Essential workers are being pushed to the edge of the city fringes due to a lack of affordable housing, a new report has found.

Only two local government areas across greater Sydney and one in Melbourne have a median house price that is affordable to key workers on moderate incomes, according to new research led by Sydney’s School of Architecture, Design and Planning.

The research undertaken for the Australian Housing and Urban Research Institute (AHURI) found that the two affordable local government areas in Sydney are more than 150 kilometres from the CBD.

The situation is no better in Melbourne, with only the Golden Plains local government area (more than 80 kilometres from Melbourne CBD) having houses affordable to key workers.

A similar picture emerges in the rental market, with the research finding that in an indicative month only two per cent of new rental properties in Greater Sydney had rents that were affordable for key worker households earning $790 per week. Just five per cent were affordable to households earning $960 and 11 per cent were affordable to those with an income of $1,150.

The report found that the number of key workers living in inner-city areas fell between 2011 and 2016, while outer suburbs as well as satellite cities Wollongong, Newcastle and Geelong gained key worker residents.

“There is significant movement away from inner-city areas among key workers aged 30–44 whose moves may be driven by factors like starting a family or a desire to buy a home rather than rent,” lead research Dr Catherine Gilbert, Postdoctoral Research Associate from the School of Architecture, Design and Planning said.

In addition, more than 52,000 key workers in Sydney and over 37,000 in Melbourne are living in households that are in housing stress, that is households which are paying rents or mortgages that are in excess of 30 per cent of their household income.

The breakdown for Sydney was more than 25,000 key workers in mortgage stress and over 26,000 in rental stress. For Melbourne, it was over 21,000 in mortgage stress and over 16,000 in rental stress.

The term key worker usually refers to employees who work in services that are critical to the operation of a city yet earn low to moderate wages.

Interviewees in the research also explained that affordability was not the only barrier. They also reported challenges in finding appropriate accommodation near their work due to the related issues of competition in the rental market and limited timeframes to secure a home.

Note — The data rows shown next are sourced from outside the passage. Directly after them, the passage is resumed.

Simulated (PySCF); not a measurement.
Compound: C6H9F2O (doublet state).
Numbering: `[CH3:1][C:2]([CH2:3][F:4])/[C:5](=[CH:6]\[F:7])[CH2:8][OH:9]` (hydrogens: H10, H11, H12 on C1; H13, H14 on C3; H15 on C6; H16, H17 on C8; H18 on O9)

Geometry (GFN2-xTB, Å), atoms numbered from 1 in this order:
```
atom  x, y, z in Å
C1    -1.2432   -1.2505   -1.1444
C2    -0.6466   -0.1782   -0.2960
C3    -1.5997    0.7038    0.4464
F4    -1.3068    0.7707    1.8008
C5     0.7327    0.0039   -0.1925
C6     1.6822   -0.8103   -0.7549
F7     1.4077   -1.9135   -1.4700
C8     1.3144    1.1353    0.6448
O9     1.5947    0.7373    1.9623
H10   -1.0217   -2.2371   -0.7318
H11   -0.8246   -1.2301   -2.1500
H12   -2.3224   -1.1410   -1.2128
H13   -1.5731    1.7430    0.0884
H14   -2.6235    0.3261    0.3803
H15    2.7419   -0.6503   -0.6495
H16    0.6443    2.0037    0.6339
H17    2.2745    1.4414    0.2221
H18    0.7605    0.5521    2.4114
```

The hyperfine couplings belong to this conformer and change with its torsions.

The research findings provide another impetus for governments to address housing affordability, as failure to do so could impact the safety and functioning of our cities into the future,” Dr Gilbert said.

“Measures to assist key workers to access home ownership, policies and programs to increase the supply of secure, long-term rental housing and affordable housing tenures targeted at moderate income workers could all play a role in addressing the risk.”

The report also proposed non-housing based support mechanisms such as transportation subsidies or income supplements for essential workers experiencing housing stress.